Project: Stylometry (Results) Part 2

I didn’t know if my program worked or not, so I decided to test it out. I decided to choose authors that wrote in English to ensure the use of the words that I looked for, were natural and consistent.

First, I would test it against different texts by Charles Dickens and then compare the texts to those by other authors around the same time period:

Oliver Twist Great Expectations A Tale of Two Cities
Oliver Twist  0% 68.1%  60.4%
Great Expectations  68.1%  0%  52.1%
A Tale of Two Cities  60.4%  52.1%  0%

Now, comparing different authors:

Pride and Prejudice Dracula
Oliver Twist  218% 115%
Great Expectations  227%  127%
A Tale of Two Cities  240%  112%

So, that worked. I found that the same author had a percentage difference of < ~70% whilst a different author would have a difference of > ~110%.I also saw that a lower word count would lead to less accurate results, so I wanted to try the checker on a novella by Charles Dickens, A Christmas Carol.

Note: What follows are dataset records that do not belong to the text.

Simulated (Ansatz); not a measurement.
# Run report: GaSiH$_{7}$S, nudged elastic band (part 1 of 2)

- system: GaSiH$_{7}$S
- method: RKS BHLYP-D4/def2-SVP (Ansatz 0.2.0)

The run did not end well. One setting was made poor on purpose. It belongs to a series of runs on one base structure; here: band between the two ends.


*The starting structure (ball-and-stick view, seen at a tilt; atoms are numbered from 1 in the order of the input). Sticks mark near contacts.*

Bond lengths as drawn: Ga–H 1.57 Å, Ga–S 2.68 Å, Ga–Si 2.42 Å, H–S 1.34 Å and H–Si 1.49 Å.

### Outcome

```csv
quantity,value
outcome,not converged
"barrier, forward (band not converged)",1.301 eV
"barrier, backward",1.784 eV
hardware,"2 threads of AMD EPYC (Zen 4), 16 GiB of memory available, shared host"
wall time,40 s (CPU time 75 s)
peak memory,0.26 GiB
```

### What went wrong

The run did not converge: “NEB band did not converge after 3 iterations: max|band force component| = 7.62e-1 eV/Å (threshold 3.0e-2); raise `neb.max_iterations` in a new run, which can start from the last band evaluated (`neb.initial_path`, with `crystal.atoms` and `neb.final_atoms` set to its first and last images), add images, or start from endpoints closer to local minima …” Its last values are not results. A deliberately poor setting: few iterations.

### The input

A Christmas Carol (29400 words)
Oliver Twist (171826 words)  63.0%
Great Expectations (190198 words)  97.8%
A Tale of Two Cities (138330 words)  71.3%

Thus, word count does indeed affect the percentage difference because a smaller lengthed novella would contain less of the typical function words used by the same author. However, even though A Christmas Carol is significantly shorter than the rest of the novels, the percentage difference was still smaller than the books by the other authors. And I suspect if I used a few novellas from the other novels, the percentage differnce will be even smaller. I also think that some of the tags I decided to target is a natural part of English and there might be a more personal list of words. Anyway, the longer the texts, the more accurate this program is.